By the time the Wild players got to the bench after not scoring, Ryan Suter logged a 3:07 shift and Mikko Koivu, Zach Parise, Jason Pominville and Jared Spurgeon all logged 2 ½-minute shifts.

So, yes, while the officiating was suspect to say the least tonight and while the Sharks may have been diving all over the ice, it's up to the Wild to actually score some goals. For a team that talks so much about its improved depth, one Mikael Granlund injury has seemed to mess up all the lines.

Yeo indicated before the game he's tired of breaking up the first line anytime the other lines can't score, but the second line continues to be dry, the third line may be in the offensive zone for the most part, but the players on that line haven't been scoring either. Kyle Brodziak's drought has reached 22 games.

Fontaine hasn't scored since Nov. 9. Niederreiter has no goals in the last 10. Coyle has three goals this year (Coyle just hasn't been hard on pucks lately and as you can read in my notebook on www.startribune.com/wild, he is really pressing right now). Torrey Mitchell has one goal this year.

So "doing a lot of good things" isn't good enough. Scoring goals is essential and this slip in the standings won't stop unless a Wild team that always has to work super-hard to score finally figures out a way.

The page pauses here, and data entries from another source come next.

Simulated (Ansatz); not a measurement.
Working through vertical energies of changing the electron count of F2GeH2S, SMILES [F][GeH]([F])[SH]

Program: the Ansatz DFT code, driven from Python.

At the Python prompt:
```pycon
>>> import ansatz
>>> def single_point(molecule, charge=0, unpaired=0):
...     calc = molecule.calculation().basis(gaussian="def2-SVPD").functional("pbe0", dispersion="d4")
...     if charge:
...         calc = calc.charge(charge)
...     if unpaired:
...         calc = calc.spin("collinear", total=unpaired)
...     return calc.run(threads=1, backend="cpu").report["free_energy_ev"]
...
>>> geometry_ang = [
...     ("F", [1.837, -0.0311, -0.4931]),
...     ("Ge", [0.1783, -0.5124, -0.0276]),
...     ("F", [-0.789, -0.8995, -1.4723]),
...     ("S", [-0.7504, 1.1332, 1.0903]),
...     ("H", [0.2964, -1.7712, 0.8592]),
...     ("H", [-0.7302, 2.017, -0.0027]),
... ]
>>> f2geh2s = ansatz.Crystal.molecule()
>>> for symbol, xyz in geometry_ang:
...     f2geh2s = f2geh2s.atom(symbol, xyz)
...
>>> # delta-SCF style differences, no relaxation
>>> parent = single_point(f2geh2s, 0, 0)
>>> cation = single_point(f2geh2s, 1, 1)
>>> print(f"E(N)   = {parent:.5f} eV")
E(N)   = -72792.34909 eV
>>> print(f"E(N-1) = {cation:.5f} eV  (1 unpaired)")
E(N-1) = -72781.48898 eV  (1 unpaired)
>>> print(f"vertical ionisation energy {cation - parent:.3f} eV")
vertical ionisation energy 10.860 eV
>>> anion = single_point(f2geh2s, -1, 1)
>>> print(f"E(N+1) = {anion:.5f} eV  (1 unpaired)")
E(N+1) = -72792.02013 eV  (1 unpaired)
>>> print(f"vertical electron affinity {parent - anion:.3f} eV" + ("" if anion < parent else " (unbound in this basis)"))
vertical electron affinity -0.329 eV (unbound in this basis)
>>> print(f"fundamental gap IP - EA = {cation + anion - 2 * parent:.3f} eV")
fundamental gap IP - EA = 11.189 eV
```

Yeo liked Brett Bulmer's first NHL game in two-plus seasons tonight. He felt he played with an edge, was solid on the wall and was hard to play against. The second line continues to be an issue, although Jonas Brodin's goal with 7:24 left in the game came with Nino Niederreiter, Charlie Coyle and Fontaine on the ice.

Anyway, very big game in Denver on Saturday as the Wild needs to stop the bleeding. Right now, I'm not sure what the Wild's schedule will be Friday in Denver. My guess is a very optional practice at Denver University. Anyway, that's it for me. Very early flight in the morning.